Using technology in the classroom

Thursday, 1 November 2012

CPD – Tighten to be good, loosen to be outstanding

A question often posed to me after observing colleagues was 'Can you give me a list of things I need to do to be Outstanding?  Now on one hand it is fantastic that they wanted to improve, like we all do, however the issue was/is that we seem to be in search of the quick fix.   This is not surprising when you consider we are constantly aware of targets we need to meet along with the added pressures of delivering a lesson which is deemed ‘outstanding’ for Ofsted.   

What struck me was that CPD in some schools appears to focus on training/programming our colleagues to follow a series of pre-determined sequences in order to deliver a good if not outstanding lesson for the observer.  I remember sitting in many an INSET session with the focus being on what we can do in our lesson to be good/outstanding for Ofsted.  Ofsted will like to see this and Ofsted think that this is good practice.  I am sure we have all experienced it, being told that we must all ‘show learning objectives/outcomes at the start, link to literacy, numeracy, PLTs, SMSC etc. etc., then have a starter, middle and plenary.....use traffic lights for AFL to show the inspector it happens in the lesson, have the pupils working in groups and not being quiet, the list would go on and on.  I’m not against any of the aforementioned but delivered at an appropriate time and for a purpose.

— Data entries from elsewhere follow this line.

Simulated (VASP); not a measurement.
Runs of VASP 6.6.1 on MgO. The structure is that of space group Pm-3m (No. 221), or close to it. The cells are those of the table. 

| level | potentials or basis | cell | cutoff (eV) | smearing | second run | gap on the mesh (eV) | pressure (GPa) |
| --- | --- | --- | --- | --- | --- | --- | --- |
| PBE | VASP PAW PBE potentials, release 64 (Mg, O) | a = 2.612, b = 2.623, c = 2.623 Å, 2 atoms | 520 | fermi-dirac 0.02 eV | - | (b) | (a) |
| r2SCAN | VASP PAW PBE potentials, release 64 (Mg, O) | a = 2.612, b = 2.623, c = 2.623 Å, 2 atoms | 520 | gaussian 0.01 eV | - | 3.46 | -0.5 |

Each INSET would bring a new wave of ‘hot off the press’ ideas from a school recently inspected that we must  include in our lessons with the focus being  ‘because Ofsted like it’ not because it will help pupils make progress.  The issue with all this was that staff became afraid to take risks, to deviate from the now perceived norm style of teaching. We want our pupils to be independent but we were brain-washing our colleagues to teach like automatons when delivering, understandably leading to repetition in style of delivery and in some cases hindering progress.

In my opinion following a set of pre-detrmined sequences will never make you 'Outstanding' or more importantly help the learners make progress in line with their ability. Something had to change for us. What became apparent when I joined twitter a year ago was that this style of INSET was the case for some schools however other schools had/are doing it differently achieving fantastic results and this was our cue to change.

What changed for us this year? (no particular order)

  • Stopped referring to being ‘Outstanding’ instead focused on continual improvement.
  • Banned the word Ofsted from meetings and INSET.  We do things for the pupils and staff not Ofsted.
  • Introduced the 5 minute lesson plan (adapted from @teachertoolkit) which only needs completed if being observed by SLT  (we expect and trust everyone to plan their lesson but don't see the relevance of having to spend hours filling in lesson plans).
  • All staff have an extra non-contact period a week on their timetable to focus on T&L (discussion with coach, observation, learning walks, action research projects, Masters).
  • All staff have CPD review with SLT three times a year which looks at their development for progression.
  • All staff have a peer coach with areas for development of one matched against strengths of another to improve practice in this area. The coach changes 3 times a year.
  • All INSET delivered by experts in school (the teachers) on a carousal of sessions with staff selecting the ones they see most relevant to them.
  • All resources from INSET sessions shared with everyone as hard-copy and on intranet.
  • All staff will take-part in learning walks throughout the year looking at areas the need to develop.
  • Observations used for coaching purposes, not grading purposes.
  • School specific teaching handbook provided for all staff. Every staff member has contributed to what aspects they think improve a lesson. Under all these sections they list best practice and practical examples with links for all to share, this is continually added to by the staff.
  • Creation of two CPD areas in school for staff, one area for quiet work and the other area for collaboration.
  • T & L  (my best lesson) first item on every agenda.
  • No expectation to reply to emails during evenings or over holidays.
  • Common T & L target on appraisal.
Impact to date

Staff morale very high
Collegiate, collaborative ethos created and maintained
Improved progress in lesson
Reduction in behaviour issues
Attainment and Achievement higher (best results ever)
Parental engagement/input improved.

This is the start of the journey, it’s not meant to be a quick fix, it’s a long term culture shift which is working for us.   
It would be useful to hear of other ideas that we could incorporate to maintain our momentum.


  1. Great to see the 5Minute Lesson Plan being used in another school.

  2. Yes, would really recommend the 5 min lesson plan to any school, time saver and says to us teachers that 'we trust you'. Why spend hours writing out lesson plans when you have the lesson planned already, you are only doing for an observer, not to enhance the lesson. Time saved can be used to focus on developing T&L in school or maintaining a work-life balance. Rested teachers are more effective teacher.

  3. My lessons are an hour long how does that work?